Sub menu: Magazine
Magazine / Politics / Union for the Mediterranean / Debate | 24/04/2008
The Union for the Mediterranean: a fixation?
by Meike Dülffer
With the founding of a Union for the Mediterranean, French President Nicolas Sarkozy wants to set a new course in European politics. Could the EU benefit from an alliance with the countries on the Mediterranean's southern shores, or would such an alliance in the south be competition for the EU?
French President Nicolas Sarkozy plans to launch the Union for the Mediterranean formally at a summit on July 13, shortly after France takes over the EU presidency for the second half of 2008. Back in early 2007 Sarkozy initiated and went on to dominate the discussion about such a union as part of his election campaign for the French presidency. His European neighbours, however, showed little enthusiasm for the idea.

Photo: AP
An official cooperation between the EU and the remaining Mediterranean states, called the Barcelona Process, has existed since 1995. However, so far it has failed to produce concrete results: it has held only one summit meeting, in 2005.
Sarkozy's proposal goes beyond the idea of the Barcelona Process, and aims for a considerably more institutionalised union among the Mediterranean countries. Sarkozy believes a union based on the EU model, which encompasses economic cooperation and political collaboration in the battle against terrorism and in environmental protection as well as cultural exchange, could help stabilise the entire Mediterranean region. He reasons that conflicts between southern Mediterranean countries - including that between Israel and Palestine - would thus be easier to deal with.
So why is Nicolas Sarkozy so committed to a Union for the Mediterranean? Is it simply a bid to heighten his profile in France and the EU, as critics claim? Or does he really dream of a unique cultural area like the one evoked by Italian theologian Enzo Bianchi in an article published in La Stampa on 1 August 2006: "The Mediterranean, the land-encircled sea, Mare Nostrum, a sea that might be seen as a bridge between diverse lands, cultures and religions."
Dialogue instead of clash
Nicolas Sarkozy's renewed efforts to forge a Mediterranean Union this spring have provoked very different responses in different European states. In France, as in Italy, the idea of a Mediterranean cultural space is very much alive.
Back in 2006, in an article published in Le Monde on 21 August, the philosopher Etienne Balibar and physicist Jean-Marc-Levy-Leblond pondered the idea of a Mediterranean council: "Its natural members are those with shores on a common sea, from which they have wrought history. Such a regional council would certainly not offer an automatic guarantee of peace, but it is the sole antidote to the rationale of the clash of civilisations."
Dialogue instead of a clash of cultures; this is a vision that Spain also shares. In such a context the Union of the Mediterranean would serve as an institutional supplement to the "Alliance of Civilisations" promoted by Spanish Prime Minister José Luis Rodríguez Zapatero. Zapatero has agreed to back Sarkozy's initiative.
Immigration
Domestic policy considerations are another reason why Sarkozy's proposal has met with approval in Spain. "The desire to create a Mediterranean Union is giving a new dimension to Franco-Spanish collaboration. ... Right now this implies solidarity and a common response to the enormous problems Spain is facing, caused by the massive influx of illegal immigrants from the south and the many others via French territory," the Spanish newspaper Sur commented on 1 July 2007.

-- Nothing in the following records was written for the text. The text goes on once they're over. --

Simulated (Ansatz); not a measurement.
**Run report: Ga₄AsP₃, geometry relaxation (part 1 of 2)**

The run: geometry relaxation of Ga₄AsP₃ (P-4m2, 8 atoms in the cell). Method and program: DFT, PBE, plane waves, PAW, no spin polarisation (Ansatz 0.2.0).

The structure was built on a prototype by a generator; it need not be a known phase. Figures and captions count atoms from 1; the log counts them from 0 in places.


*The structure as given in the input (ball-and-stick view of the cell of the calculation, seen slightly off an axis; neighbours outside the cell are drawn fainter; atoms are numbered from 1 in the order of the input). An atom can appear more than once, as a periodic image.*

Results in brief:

The immigration problem also has countries like Malta and Italy looking positively on the idea of the Mediterranean Union.
And in the French Figaro of 14 October 2007, Pierre Rousselin brought up another argument in favour of the Mediterranean Union: "If there's one thing Europe's good at, it's spreading its system of government. Up until now it has achieved this through enlargement, but now it has reached its limits in this respect. Turkey may not like the idea, but the time has come to try another approach."
The Turkey Issue
So far Turkey, which as a Mediterranean country is entitled to be a member of the proposed Union, has adopted a rather sceptical stance towards the project. After all, Sarkozy spoke out strongly against Turkey joining the EU during his election campaign. The Turks feared that the offer to integrate Turkey into the Mediterranean Union was intended as an alternative to EU membership.
Consequently, the stances of the different EU countries regarding Turkish EU membership have influenced their respective attitudes towards the Mediterranean Union. For example Portugal, which is very involved in the Alliance of Civilisations, favours cooperation with its neighbouring continent to the south. But from the Portuguese point of view the Turkish issue was a strategic disadvantage of the Mediterranean Union as conceived by Sarkozy.
Protest from Germany
In addition to the Turkey issue, it's also unclear which countries should be members of the Union for the Mediterranean - only those bordering the Mediterranean, irrespective of EU membership, or all EU countries, the majority of which are not on the Mediterranean? And to what extent would the EU participate in such a project? It was precisely this last point that led to severe criticism of Sarkozy's proposal for a union exclusively for Mediterranean countries. German Chancellor Angela Merkel, in particular, expressed disapproval of the idea that other EU countries should be excluded, and even warned that this could cause the disintegration of Europe.
In the British daily The Independent of 27 March 2008, Adrian Hamilton pointed out with reference to Germany's criticism that Sarkozy was "full of initiatives, it is true, but few are thought out and even fewer followed through. ... He came up with a policy for a Mediterranean-wide grouping without considering the effect on the non-Mediterranean countries of the EU, and in particular Germany." This view is also acknowledged in Italy and Spain. "What happens in the Mediterranean region concerns all Europeans, therefore Mediterranean policies need to be coordinated with all other European activities," the Spanish daily Sur contended on 21 December 2007.
Shortly before the EU summit of 13 March 2008, the Spanish newspaper ABC expressed sympathy with Germany's concerns: "Sarkozy wanted to create a structure within which the Mediterranean countries would profit from the Europeans - without northern and western European countries having any influence. It's clear that this proposal was not acceptable because it would drive an institutional wedge between the countries of the Union." Sarkozy made concessions at the EU summit in mid-March and reached an agreement with other EU states to the effect that all EU countries would be allowed to join the Mediterranean Union.
Soon afterwards, Turkey received assurances from France that its participation in a Mediterranean union would not be an alternative to EU membership. The official name of the project is no longer the Mediterranean Union but the "Union for the Mediterranean". "This is not just a semantic shift. Far from being the great success Paris had intended, the Union for the Mediterranean is merely a reactivation of the moribund Euro-Mediterranean Partnership established in Barcelona back in 1995," Olivier le Bussy pointed out in La Libre Belgique on 15 March 2008.
Conflicts between southern Mediterranean countries
However, even this watered-down version of a Union for the Mediterranean is viewed with scepticism by some. Daniela Weingärtner, Brussels correspondent for Germany's tageszeitung commented on 20 March 2008: "These neighbours are too diverse both culturally and economically for their demands to be satisfied through a common Mediterranean policy."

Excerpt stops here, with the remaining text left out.